How to steal a painting, and other great stuff about the art fair.

Thursday, March 13, 2008




We found the perfect spot for stealing paintings from the art fair. Just drop a hook from the restaurant on the mezzanine straight into the storage space for Everard Read… if there's anything at Everard Read you'd want to steal. We doubt it. Although it's early days yet to see what the cheese factor of this fair's going to be. We can see it all from up here though, a bit like an airport lounge without the planes. Everyone's running around with ladders and the place stinks of wet PVA.

Let's face it, there is always a cheese factor at art fairs. They are the kinds of things that make you feel ill as they remind you of the full horror of what actually sells in this crass, crass world. But this art fair, so far, has my vote of approval. This could have been so wrong, but it's not, it's good.

People don't usually discuss what their allegiances are to those shadowy figures who are paying their bills, but frankly it is a subject I'm quite interested in talking about in our case: how did a couple of semi-employed layabouts from Artheat find the money to put out a daily paper at the Joburg Art Fair, or even to get to Joburg in the first place? Here's the facts: Artlogic (the Joburg Art Fair organisers) paid. Robert Sloon proposed the idea, and they said yes, and here we are.

What has really blown me away, in the sense of inspiring me in a very good way, is that that was the end of the discussion. Nobody from Artlogic has said a word to us again, except for organising loads of press passes. They're never once asked us what we are going to write about, or whether we are going to trash them or say anything that might compromise their corporate image. And weirdly enough, I don't even have to ask them to know that even if we said terrible things (and of course we will) they wouldn't give a damn. In fact they'd welcome it. Why? They understand the point of having a critical culture.

Now this may not seem like rocket science to you. Allowing there to be discussion is surely the route to a healthy and substantial art world. The strange thing is how pitifully few people realise this around here. We live in a culture strangled by the power of toadying corporate freaks. They are the funders, and they put their company stamp on everything they touch, till it reeks of office park cheese. They absolutely cannot see beyond the crap "team-building" that tries to force the entire nation into the kind of sport-jock mindset that makes stupid square-chinned boys into school prefects and ultimately leaders of men. They have striped shirts and blow-waved rugs and everything they ever say is a sporting platitude. "Playing ball, levelling the playing fields, shifting the goal posts, S.A.B." Oh fuck off fuck off please please please fuck off we are so-o-o-o-o tired of you.

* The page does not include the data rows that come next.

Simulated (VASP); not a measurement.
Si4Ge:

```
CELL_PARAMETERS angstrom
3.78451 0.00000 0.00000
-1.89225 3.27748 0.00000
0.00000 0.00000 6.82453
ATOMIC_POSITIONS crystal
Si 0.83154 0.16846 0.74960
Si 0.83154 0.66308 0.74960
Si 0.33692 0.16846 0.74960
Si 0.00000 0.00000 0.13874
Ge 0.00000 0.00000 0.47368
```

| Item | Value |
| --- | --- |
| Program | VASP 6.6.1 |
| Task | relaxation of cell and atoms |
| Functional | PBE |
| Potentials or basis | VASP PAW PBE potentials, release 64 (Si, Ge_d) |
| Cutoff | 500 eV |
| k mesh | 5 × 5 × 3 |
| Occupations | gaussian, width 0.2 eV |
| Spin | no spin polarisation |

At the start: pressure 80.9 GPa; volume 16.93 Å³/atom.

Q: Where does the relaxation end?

I don't know if, bitching as we always do about everything, we have any idea how good it is that something like this is happening. The kinds of people who wouldn't give a shit if Spier Contemporary existed or not are going to come to this fair with their gold cards. And when they get here, there will be some really good art.

One of the ways the Art Fair is achieving this is by wheeling out two carefully-selected big guns, Simon Njami and Robin Rhode, to set the tone. Rhode is the art fair's featured artist, and has his own dedicated exhibition space, where he will be doing some very interesting stuff, if the press release is to be believed. It is all to do with billiard balls, and it's deep. More on this later.

Simon Njami is curating a biggish show in the centre of the art fair, featuring artists from the rest of Africa and some locals. At the press conference he talked a bit about the show, which should introduce some crucial debates into the art fair. He described this show as aiming to foreground and question the mechanisms of the market, by installing what he describes as a studio, in which the works on show have not been priced yet.

He said that this is an opportunity to rethink what art fairs are, because the possibility for doing this is inherent in the South African situation precisely because it is so dysfunctional.
This is where I thought uh-oh, here we go again. Another over-endowed European comes out here, thinks that this place is "fresh" because it's so goddamn chaotic. Then it begins to dawn on them how endemic and unsolvable the chaos really is and they throw their hands in the air yelling "I can't work like this!" and fuck off back where they came from.

So far, though, things are looking good. The feeling in the air is that this event is going to work, and if it does our artworld will never be as quite so debilitatingly sluggish ever again.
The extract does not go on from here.